Biden Federal Judge Hands Pro-Gun Advocates Major Concealed Carry Victory

Biden Federal Judge Hands Pro-Gun Advocates Major Concealed Carry Victory

On Friday, a federal judge invalidated a Minnesota law that forbids people aged 18 to 20 from obtaining permits to carry handguns in public, handing gun rights advocates another huge victory.

Three individuals under 21, supported by gun-rights advocacy groups, challenged a 2003 Minnesota state law that set an age requirement for obtaining a permit to carry a pistol. They argued that the law violated their Second Amendment right to bear arms, Fox News reported.

In a comprehensive 50-page judgment, U.S. District Court Judge Kathleen Menendez, a Biden appointee, concurred. Drawing upon the Supreme Court’s 2022 ruling in New York State Rifle & Pistol Ass’n v. Bruen, she determined that Minnesota’s legislation was unconstitutional, subsequently barring the state from implementing it.

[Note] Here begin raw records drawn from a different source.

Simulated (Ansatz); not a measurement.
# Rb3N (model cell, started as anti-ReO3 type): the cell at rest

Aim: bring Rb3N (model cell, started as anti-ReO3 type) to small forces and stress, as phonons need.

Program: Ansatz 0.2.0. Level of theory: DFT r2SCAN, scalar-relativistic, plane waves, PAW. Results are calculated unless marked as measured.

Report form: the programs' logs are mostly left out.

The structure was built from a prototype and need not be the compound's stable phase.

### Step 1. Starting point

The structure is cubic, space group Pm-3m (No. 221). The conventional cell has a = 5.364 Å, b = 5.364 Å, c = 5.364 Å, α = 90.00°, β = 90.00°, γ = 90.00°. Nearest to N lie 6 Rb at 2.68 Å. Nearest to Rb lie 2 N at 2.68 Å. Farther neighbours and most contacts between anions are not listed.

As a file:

“Based on a careful review of the record, the court finds that defendants have failed to identify analogous regulations that show a historical tradition in America of depriving 18- to 20-year-olds the right to publicly carry a handgun for self-defense,” Menendez wrote. “As a result, the age requirement prohibiting persons between the ages of 18 and 20 from obtaining such a permit to carry violates the Second Amendment.”

The judge said her ruling was based on the Supreme Court’s recent decision, establishing a new test for evaluating laws regulating firearm possession. Under this test, the government must show that a firearm regulation “is consistent with the Nation’s historical tradition of firearm regulation” for it to be considered constitutional.

Menendez highlighted that the practical implication of the Supreme Court’s decision is that courts cannot evaluate the state’s policy considerations or contemplate “the wisdom behind enacting a 21-year-old requirement for publicly carrying a handgun.”

“Given the relative dearth of firearms regulation from the most relevant period where that lens is aimed, the endeavor of applying Bruen seems likely to lead, generally, to more guns in the hands of more people, not just young adults,” Menendez noted.

“Some Minnesotans are surely fine with that result,” the judge continued. “Others may wonder what public safety measures are left to be achieved through the political process where guns are concerned. But Bruen makes it clear that today’s policy considerations play no role in an analytical framework that begins and ends more than 200 years ago.”

Her ruling allows Minnesotans between the ages of 18 and 20 to obtain a license to carry handguns in public, as long as they meet all other requirements of the law. These requirements include showing proof of having received training, passing a background check, and having no criminal history or serious mental health problems, Fox News added.

Bryan Stawser, chair of the Minnesota Gun Owners Caucus, hailed the decision as “a resounding victory for 18-20-year-old adults who wish to exercise their constitutional right to bear arms.”

“This decision should serve as a warning to anti-gun politicians in Minnesota that the Minnesota Gun Owners Caucus and its allies will not hesitate to take legal actions against unconstitutional infringements on the Second Amendment rights of Minnesotans,” noted Rob Doar, the group’s Senior Vice President & Political Director.

Minnesota Attorney General Keith Ellison vowed to file an emergency motion staying Menendez’s order so the state could appeal without having to issue permits to young residents who would see them become invalid if the ruling is overturned.